Now obviously, poor people can eat much cheaper by eating high fat, high carb stuff in moderation rather than switching to raw fruits and veggies. Is it fair what they are doing in England? Is it fair when children from families who exist on a repetitive diet of beans at home cannot have a plate of fries and a hamburger at school? How can this obesity-watching trend be democratic when it overlooks the children who are literally starving? When it seems to cater so strongly to those who just have too much money, too much food, too many choices.

Another problem with this Nutrition stuff is that it doesn’t take climate into account. Anyone should know that if you are sawing and splitting wood in minus thirty degree temperatures for four hours, a dinner of a lean piece of dime-sized meat, a palm-full of mashed potatoes, and four pineapple chunks ain’t going to cut it. But on the other hand if you are doing hard labor in a hot sun in the heat of the day in a tropical clime, a cold beer and a banana will suffice nicely for lunch.

But the experts know. And if we, for one minute, doubt the reliability of the experts, they will cough up a highly complex formula for calculating nutrition. Kilojoules vs kilocals, or else a differing formula that adds, subtracts, and finds the cosine of one’s height, ideal body weight, and ultimately nutritional requirements. Don’t even go there. The common man needs a more common solution.

So the oversimplified common solution is that when fat is less, calories are less, and mineral or vitamin content is high, that is nutritional food. So is nutritional food just stuff that allows us to make a total pigs of ourselves without becoming obese? (And if that is the case, why were all of the five Dietitians that I’ve ever been referred to, grossly overweight?)
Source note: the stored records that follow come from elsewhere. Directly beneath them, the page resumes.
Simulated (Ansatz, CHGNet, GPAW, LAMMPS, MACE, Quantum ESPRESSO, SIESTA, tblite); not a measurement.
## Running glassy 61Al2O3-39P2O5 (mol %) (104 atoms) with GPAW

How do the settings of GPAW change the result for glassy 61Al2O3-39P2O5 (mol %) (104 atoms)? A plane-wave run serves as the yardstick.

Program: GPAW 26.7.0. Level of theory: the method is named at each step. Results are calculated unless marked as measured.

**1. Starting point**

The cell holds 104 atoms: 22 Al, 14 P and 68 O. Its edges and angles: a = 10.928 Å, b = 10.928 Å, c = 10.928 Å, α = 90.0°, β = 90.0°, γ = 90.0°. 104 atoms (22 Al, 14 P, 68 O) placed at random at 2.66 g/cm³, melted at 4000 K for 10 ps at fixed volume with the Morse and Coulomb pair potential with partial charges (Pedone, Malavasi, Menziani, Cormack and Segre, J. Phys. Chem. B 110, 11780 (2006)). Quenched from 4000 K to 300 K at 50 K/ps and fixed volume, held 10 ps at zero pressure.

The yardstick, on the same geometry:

You know nothing is so great an advantage to anyone in all aspects of life like a bit of self-discipline. How much more are we going to fuzz this nutrition business before we eventually swing to a new ideology that teaches variance and moderation. Or an ideology that has us listening to our bodies telling us what we need.

Now to tell you the truth I’ve never yet seen a comprehensive article written on Nutritious food. God knows, it was like uncovering some secret strategy of war to discover what a “serving” was. Nobody seemed to know. But finally, just yesterday, as a matter of fact, Hub told me what it is. A serving is the amount of peas, potatoes, or meat that you can hold in the palm of your hand. Oh please. Is this for real?

So just because Hub has little hands and short fingers and I have large hands and very long fingers, does that mean I can eat three times as much as him even though physically overall, he is much bigger than I? Does that mean that our rate of body metabolism is directly relative to the size of our hands? That’s about as rational as Big Sis was when she was in charge of splitting up a bag of the candy treats when I was a kid. Her adage was the smaller the child, the smaller the stomach, so as the youngest I got ten jelly beans, Brother, who was a year older got 12, and because she was three years older, she got 40.

Now I shouldn’t even tell you about my research. After all it wasn’t Academia-delegated or Government-funded, so it is quite unreliable for those reasons. Nevertheless, while in a busy airport watching a long line of travelers going through a baggage check, I grabbed a pen and paper and did my own Obesity Study. Out of 117 people, there was a ratio of obesity of 1 obese person to every 9 of standard or skinny proportions. And even at that, the ratio would have been less, because amidst the segment of people I labeled obese, there would have been a percentage that were not obese. They were simply the preferred weight they were meant to be – according to bone structure, height, rate of metabolism, and palm dimensions.

2 Comments:

Anonymous Anonymous said...

My guess is you're talking about our Jamie Oliver planning to take on America's school meals. I would take up the issue with you where you said that the program favours the richer families.

I watched some of the fascinating tv shows they made of Oliver trying to convince local boroughs to change their school meals systems. The existing meals were highly-processed, high-salt, high-fat, high-sugar, high-chemicals, cooked-from-frozen meals prepared by dinner ladies with no cooking training whatsoever. For very little extra spend (0-5p per child per meal) they ended up providing amazing balanced fresh meals.

The most impressive thing, once the kids got used to not having their french fries, was how much the academic achievements of the schools improved. And the best part was that it gave the opportunity to the kids from less well-off families to actually have a balanced meal every day.

10:02 AM  
Blogger Roberta S said...

The academic thing, I just don't know. As a child in a family of 13 there was more than one winter that I existed on a diet of frozen turnips, potatoes, and a bit of wild meat. I didn't see my marks jump come summer when there was berries, veggies, eggs, grains, etc. But one thing I know for sure is nothing could have made me happier during those long months of this mundane diet than a big big platter of greasy fries and a hamburger. A plate of boiled broccoli, mashed potatoes, and lean meat? Hunger existed. I would have eaten it. But not with much relish or excitement.